The physics of Thunderbird 1

Theo de Klerk

Thunderbird 1 is designed as a rocket that can also be used as an aircraft. Its powerful tail engines allow a vertical take off reaching supersonic speeds of up to 19 times faster than the speed of sound. Its design is aerodynamic apart from its cross-shaped tail section that would cause quite a bit of air resistance – both supersonic as well as subsonic. At lower speeds its expanded wings provide additional lift the way normal aircraft stay aloft but with some off-the-cuff calculations their area is about half of what is needed. Like all Thunderbird machines it is difficult to determine where the engine fuel as well as the engines are located. The claimed atomic fusion reactor type engine sounds very futuristic but a fusion reactor inside Thunderbird 1 is unlikely with today's technology. The claimed choice of variable cycle gas turbines is the sort of flexible engine suitable for subsonic and supersonic flight as was proven by Concorde. When its rockets are used during launch it remains unexplained where the flames and heat are diverted to — in reality the launch bay and most of Tracy Villa would be severely damaged. All in all, Thunderbird 1 is very much a rocket based on technology of the sixties. Derek Meddings did his homework. Since then, experiments and new knowledge have replaced much of the then popular choices. If any reincarnation of Thunderbirds would feel the need to "update" the series, Thunderbird 1 is a likely target. But do we want it "improved" and "updated"?

Data on Thunderbird 1

Thunderbird 1 side
Side elevation
Thunderbird 1 front
Front elevation
Thunderbird 1 plan
Thunderbird 1 rear
Rear elevation
Thunderbird 1 elevations

Most facts and values on Thunderbird 1 revealed in the series or specification sheets in TV21 and its annuals are all in the same ballpark. Its height is given as 35m (115 feet). Using this allows us to derive the other measurements from the profile view picture given of the aircraft.


Length: 35m
Diameter base red nose cone: 3.18m
Height red nose cone: 5.05m
Diameter middle section: 4.87m
Height middle section: 19.65m
Diameter blue tail section: 7.11m
Height blue tail section: 4.87m
Width tail rocket section: 10.86m
Height rocket section: 4.12m
Wingspan tip-to-tip: 20.21m (fully open)
Wingspan from fuselage to-tip: 8.05m
Wing width: 2.99m (at tip) 7.49m (at connection to fuselage)
Wing length along fuselage: 14.03m (vertical from start to tip wing)
Wing area: 42.49m2 (one wing)


Mass: 126 900 kg (40 tons)


Maximum speed: 24,135km/h (= 15,000mph) = 6,704m/s = Mach 19.7)
Maximum altitude: 150,000ft (= 45.6km)
Action Range: assumed unlimited.

Launch and landing

From and into the hangar

Thunderbird 1 launch
launch of Thunderbird 1 from its launch bay
NASA rocket launch NASA rocket launch NASA rocket launch
a NASA launch using flame deflector tunnels
Thunderbird 1 landing Thunderbird 1 landing Thunderbird 1 landing Thunderbird 1 landing
landing of Thunderbird 1 (Danger At Ocean Deep)

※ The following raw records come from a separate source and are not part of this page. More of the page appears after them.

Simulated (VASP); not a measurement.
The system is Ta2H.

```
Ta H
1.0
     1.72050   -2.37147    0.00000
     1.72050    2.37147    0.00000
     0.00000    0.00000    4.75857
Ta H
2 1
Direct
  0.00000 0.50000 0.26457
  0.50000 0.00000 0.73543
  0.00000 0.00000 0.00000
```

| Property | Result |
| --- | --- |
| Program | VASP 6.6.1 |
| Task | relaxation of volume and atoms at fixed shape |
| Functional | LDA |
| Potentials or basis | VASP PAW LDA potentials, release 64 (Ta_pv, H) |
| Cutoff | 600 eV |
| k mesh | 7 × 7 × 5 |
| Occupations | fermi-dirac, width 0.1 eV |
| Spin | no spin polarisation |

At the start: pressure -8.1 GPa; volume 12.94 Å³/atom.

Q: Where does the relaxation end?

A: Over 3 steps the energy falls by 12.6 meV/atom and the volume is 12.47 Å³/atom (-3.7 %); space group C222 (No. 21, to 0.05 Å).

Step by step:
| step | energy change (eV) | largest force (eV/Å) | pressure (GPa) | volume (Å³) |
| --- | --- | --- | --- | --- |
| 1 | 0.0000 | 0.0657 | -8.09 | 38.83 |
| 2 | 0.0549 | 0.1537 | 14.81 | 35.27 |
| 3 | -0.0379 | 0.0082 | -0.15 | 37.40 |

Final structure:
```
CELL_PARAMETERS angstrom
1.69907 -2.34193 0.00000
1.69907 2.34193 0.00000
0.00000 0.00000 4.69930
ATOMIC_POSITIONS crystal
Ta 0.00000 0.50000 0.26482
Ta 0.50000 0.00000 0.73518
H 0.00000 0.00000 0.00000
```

Thunderbird 1 is capable of a rocket-like launch from its secret hangar hidden underneath the Tracy Villa swimming pool and gain speed fast. On return it is capable of landing vertically on its launch pad — not all that different from the way Thunderbird 3 does it. It seems likely that in real life the swimming pool and much of the Villa would turn to smouldering ashes if the Thunderbird 1 rocket launches the way it is seen to do.

The launch bay itself doesn't seem to have any flame deflector tunnels to redirect and remove the launch exhausts. NASA experienced problems with the launch of Space Shuttle STS-128 in 2008 and its flame deflector tunnel. Just as a swimming pool is coated with a protective layer before it is soaked, the NASA flame trench is sprayed with Fondue Fyre, a fire-resistant concrete, to shield it from fire and smoke. These flame tunnels deflect the flames from the rocket's main engines and boosters. The concrete trench used to deflect the flames was damaged as a result of epoxy carbonation and corrosion of steel anchors. Another concern is the damage from the pressure of soundwaves on the hull of the rocket and the payload. Especially in Thunderbird 1's underground hangar the sound cannot go anywhere.

During operation

Thunderbird 1 landing
Thunderbird 1 landing using VTOL
Harrier jet hovering
Harrier jet hovering
Harrier jet VTOL air stream analysis
analysis of air streams from its four VTOL rockets

When Thunderbird 1 arrives at or departs from the rescue scene, it always uses its VTOL (Vertical Take Off and Landing) rocket mounted in the middle of its fuselage. It is supposed to be a variable cycle gas turbine that is either used for take-off or landing or to hover above a rescue spot without landing.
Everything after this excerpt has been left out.